Leighton execs signed off on suspect fee
The signature of former Leighton Holdings senior executive David Savage appears on a preliminary tender document that includes an alleged $40 million kickback to win a lucrative project in Iraq.
Documents obtained by Fairfax Media reveal that the agency fee - which the Australian Federal Police suspect was a kickback - was signed off by both Leighton International boss David Savage and chairman John Faulkner in March 2010, well before the tender was pitched to the board.
Fraud and bribery claims against Leighton Holdings revealed by Fairfax Media on Wednesday sent the company's shares falling 10.4 per cent to $17.54, their biggest one-day loss since April 2011. The slump wiped $688 million off Leighton's market capitalisation.
The Leighton International board discussed the Iraq project at a board meeting in Mumbai in August and was sent a briefing document on October 3, 2010, before a meeting the following day. The briefing document did not include the suspicious "agency and security services fee". It was hidden in another line item.

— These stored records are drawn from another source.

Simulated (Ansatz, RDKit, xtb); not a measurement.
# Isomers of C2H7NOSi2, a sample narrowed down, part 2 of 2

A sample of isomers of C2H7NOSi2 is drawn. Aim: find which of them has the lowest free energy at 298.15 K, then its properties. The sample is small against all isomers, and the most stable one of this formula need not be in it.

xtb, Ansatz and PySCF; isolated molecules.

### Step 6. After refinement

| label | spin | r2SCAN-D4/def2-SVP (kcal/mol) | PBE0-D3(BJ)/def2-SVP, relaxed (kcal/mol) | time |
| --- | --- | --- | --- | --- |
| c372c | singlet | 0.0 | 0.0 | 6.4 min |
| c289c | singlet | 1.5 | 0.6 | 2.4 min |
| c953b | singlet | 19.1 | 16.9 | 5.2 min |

A month before the deal was officially presented to the Leighton board, the $40 million "agency and security support services fee" was removed from the tender sheet. A new category of costs was created, "an 'onshore and security' payment", which was then used in a presentation document sent to the board.
A former director of Leighton International - who was at the October board meeting - said he was told there were security concerns in Iraq that justified a high payment. Wal King, who at the time was chief executive of Leighton, and Bob Humphris, who is now chairman of Leighton Holdings, were at that meeting. The director, who did not wish to be named, said there was no discussion at the board meeting about an "agency" payment or other potentially illegal payments.
He said if he had been privy to the tender document that showed a figure of $40 million for "agency and security support services", he would have questioned it. "It was a big number that would have raised questions," he said.
As reported on Wednesday, a memo handwritten on November 23, 2010, by Leighton Group acting chief executive David Stewart, had revealed during a meeting with Savage he had the opportunity to negotiate a $US500 million extension to the Iraq contract. Savage allegedly said it would require a $50 million to $60 million payment to a third party subcontractor who would do the onshore work. According to the memo, Stewart asked what the real value of the work was. "He [Savage] said less than 50 per cent of the payment."
"I asked then how we won the current $700 million contract and he says it was won by an $87 [million] payment to a NSC [nominated subcontractor] on the same terms."
The following month, the full Leighton board met and Stewart hosted the meeting as King, the outgoing chief executive, decided not to attend as he had been precluded from most executive decisions at that time. It is not known whether Stewart discussed his concerns with the board at the December 7 board meeting. King said in a statement on Thursday that he had no knowledge of any misconduct at the time.
What is known is that the police investigation into the potentially illegal payments was reported to the Australian Stock Exchange in February last year. At the time, shareholders were not told how big the potential bribery payment was.
Leighton CEO Hamish Tyrwhitt said as soon as the company became aware of the file note, it notified the police. He said it had banned all facilitation payments and was rebuilding the reputation of the company.